Wednesday, November 7, 2012

A letter to my younger self: concerning hard-hearted friends.

Dear Savannah,

This is the story of how you will learn to love people deeply, but it's not so much a happy one.

You are little when this story starts. An impressionable age. Life will be fun and fresh and filled to the brim with adventure. These are the days that your heart is most soft. These are the days that will callous your heart.

It will start out in innocent, teasing comments. They will say that you're fat. (They are lying, but more on that later.)

At first, you won't care. Their snide comments are just words. Your mother will say that they are simply "insecure", but you won't understand her yet. Instead, you'll tough it up and continue with your friendships.

One day, they won't invite you over to their party. It will hurt because they made a point of specifically not inviting you. This will confuse you before it hurts you.

They will laugh at you. They will tell you that they don't want to hang out with you because your parents are so strict. You will be the odd one out.

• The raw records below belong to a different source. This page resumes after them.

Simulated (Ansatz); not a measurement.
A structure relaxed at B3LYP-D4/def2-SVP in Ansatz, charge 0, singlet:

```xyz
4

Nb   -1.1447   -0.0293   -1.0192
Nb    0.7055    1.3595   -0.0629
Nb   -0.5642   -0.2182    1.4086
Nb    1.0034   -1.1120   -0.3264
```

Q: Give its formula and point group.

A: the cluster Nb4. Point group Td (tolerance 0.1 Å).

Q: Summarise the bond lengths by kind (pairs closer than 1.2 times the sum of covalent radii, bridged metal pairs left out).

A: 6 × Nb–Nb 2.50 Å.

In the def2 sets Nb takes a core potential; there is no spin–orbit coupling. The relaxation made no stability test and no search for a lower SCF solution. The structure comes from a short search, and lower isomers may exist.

They will make fun of you for being homeschooled. They will say you don't "understand" what public school is like. They will say that you're fat and ugly, and when you put makeup on, they will call you a "cake face" and a "slut".

They will make up stories about you. In those stories, you will always be the slut. You will always be the tattle-tale. You will always be the one without self-control around food. You will always be the undesirable.

You will come home crying every Wednesday night and Sunday morning. You will develop eating disorders. Your blue eyes will start to look like "dirty sea water". Your hips will become "love handles" and your stomach will be the object of much poking and prodding. You will not respect yourself. You will begin to hate yourself.

This is why you will learn to love so deeply.

After many years, you will be able to understand your mother's words. They are insecure. This is why they are so unbearably cruel to you. You are untainted. Happy without much reason. They cannot understand you. People destroy what they cannot understand.
Remember this always.

You will come to a point in your life where you have two choices - two paths.

On the one hand, you can continue this cycle of pain. Stay bitter. Harden your heart. Treat others with that same sharpness that you were beaten down with. Be cruel. Destroy what you can no longer understand.

Or you can be the antidote of cruelty. Live your life solely for the purpose to furthering your Savior's love. Be kind. Gentle. Empathize with the down-trodden. Lift up the sorrowful. Laugh at jokes that aren't funny, just to be encouraging. Mend the wounds of others with prayer and love. Be merciful to the ones who hurt you.

You, courageous little rebel, will choose the latter. You won't be perfect. You will gossip and regret it. You will hurt people on accident and then in anger. You will become bitter from new wounds. But you will apologize and you will forgive.

Savannah, this is where you will learn to love deeply.

You will look past snide comments. You will see straight into hurting hearts. You will see them for what they are. You will embrace the insecure and tell them how beautiful and talented and wonderful and incredible they are.

You will understand that love is loving unconditionally, not liking when convenient. You will read books of characters who are far from perfect, and you will fall in love with them. You will fall in love with broken people, and kind people, and skewed people, and people from history, and people from fiction, and everyone in between. You will protect the ones you love.

This pain is necessary. You are valuable, even when hard-heart friends cannot understand you.